He said there has been only one new position created: district principal.

“That was created because are going down a different path and we need someone that can go into all schools and work with principals and vice principals,” Pankhurst said.

That person will be working with everyone trying to establish a new process of delivering education, he explained.

Pankhurst said once they know the number of students who are going to require services and support in September the budget will be looked at again. He said some of the extra dollars for principals and vice principals will be going to training as the district prepares to head in a new direction.

The 2011/2012 preliminary budget of $53 million was passed in its third reading in a 6-2 vote, opposed only by Terrace trustee Tanis Kilpatrick and Thornhill trustee Gary Turner. Kilpatrick cited cuts to student services while Turner cited lack of information as reasons behind their opposition.

Kilpatrick  also expressed concern  in regards to staffing cuts when enrolment seems to be holding relatively stable. She thinks this may cause issues in classroom sizes and composition in the fall.

However, other trustees voiced support of the preliminary budget. Terrace trustee Art Erasmus explained it is a requirement for the board to have this budget done by the end of June.

“The fact that we have all said we would like to have more money for programs, we have all said that many times before,” he said.

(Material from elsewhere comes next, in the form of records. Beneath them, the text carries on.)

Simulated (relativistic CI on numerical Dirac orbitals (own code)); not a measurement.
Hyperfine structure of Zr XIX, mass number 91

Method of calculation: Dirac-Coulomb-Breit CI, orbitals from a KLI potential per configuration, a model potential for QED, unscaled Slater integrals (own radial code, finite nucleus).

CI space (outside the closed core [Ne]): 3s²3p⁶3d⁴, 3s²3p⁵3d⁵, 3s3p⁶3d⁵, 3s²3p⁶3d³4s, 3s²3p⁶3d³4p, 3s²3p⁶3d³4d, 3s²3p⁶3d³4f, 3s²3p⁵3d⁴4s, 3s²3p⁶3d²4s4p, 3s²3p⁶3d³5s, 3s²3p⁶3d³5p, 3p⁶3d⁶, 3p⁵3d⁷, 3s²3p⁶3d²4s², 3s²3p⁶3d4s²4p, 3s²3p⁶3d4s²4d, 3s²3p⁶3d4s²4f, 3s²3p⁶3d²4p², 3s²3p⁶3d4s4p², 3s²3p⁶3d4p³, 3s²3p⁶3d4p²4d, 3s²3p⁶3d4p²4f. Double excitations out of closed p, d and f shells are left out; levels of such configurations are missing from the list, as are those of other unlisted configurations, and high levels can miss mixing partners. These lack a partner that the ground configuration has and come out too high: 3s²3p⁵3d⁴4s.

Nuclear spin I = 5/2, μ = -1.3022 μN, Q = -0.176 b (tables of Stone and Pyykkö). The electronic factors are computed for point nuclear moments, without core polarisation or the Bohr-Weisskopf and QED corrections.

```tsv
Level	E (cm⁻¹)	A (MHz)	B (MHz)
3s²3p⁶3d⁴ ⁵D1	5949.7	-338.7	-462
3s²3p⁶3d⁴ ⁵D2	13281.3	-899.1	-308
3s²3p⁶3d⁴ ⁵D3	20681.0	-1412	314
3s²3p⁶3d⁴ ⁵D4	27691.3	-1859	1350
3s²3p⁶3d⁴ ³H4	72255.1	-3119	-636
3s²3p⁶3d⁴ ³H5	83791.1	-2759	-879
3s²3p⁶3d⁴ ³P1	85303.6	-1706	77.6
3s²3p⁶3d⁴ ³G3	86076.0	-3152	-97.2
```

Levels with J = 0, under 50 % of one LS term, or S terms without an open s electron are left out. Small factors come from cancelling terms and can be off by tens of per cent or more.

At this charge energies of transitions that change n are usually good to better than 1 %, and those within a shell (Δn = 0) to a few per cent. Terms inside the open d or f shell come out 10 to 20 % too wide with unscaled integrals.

“This budget is something that every board has to do every year.”

He was supported by Kitimat trustee Raymond Raj, who said the board is putting this budget forward with the understanding that there will be adjustments once enrolment numbers are confirmed and the exact amount of money coming for the 2011/2012 school year is known.

“We have to move forward and that is what we are doing,” Raj explained.

Terrace trustee Diane Penner expressed confidence in the budget, saying at no point was delivering the best possible education to students not the highest priority.

Submiting a balanced preliminary budget is something that school boards in this province are required to do by the end of June.

They base their dollar amounts on estimates as actual enrolment numbers will not be known until September.

Pankhurst said the board is trying to trying to balance the budget without the use of reserve funding.

 

“The board is in a dilemma in the sense that we need to get our house in order,” he said. “We have been spending beyond our means for years and years.”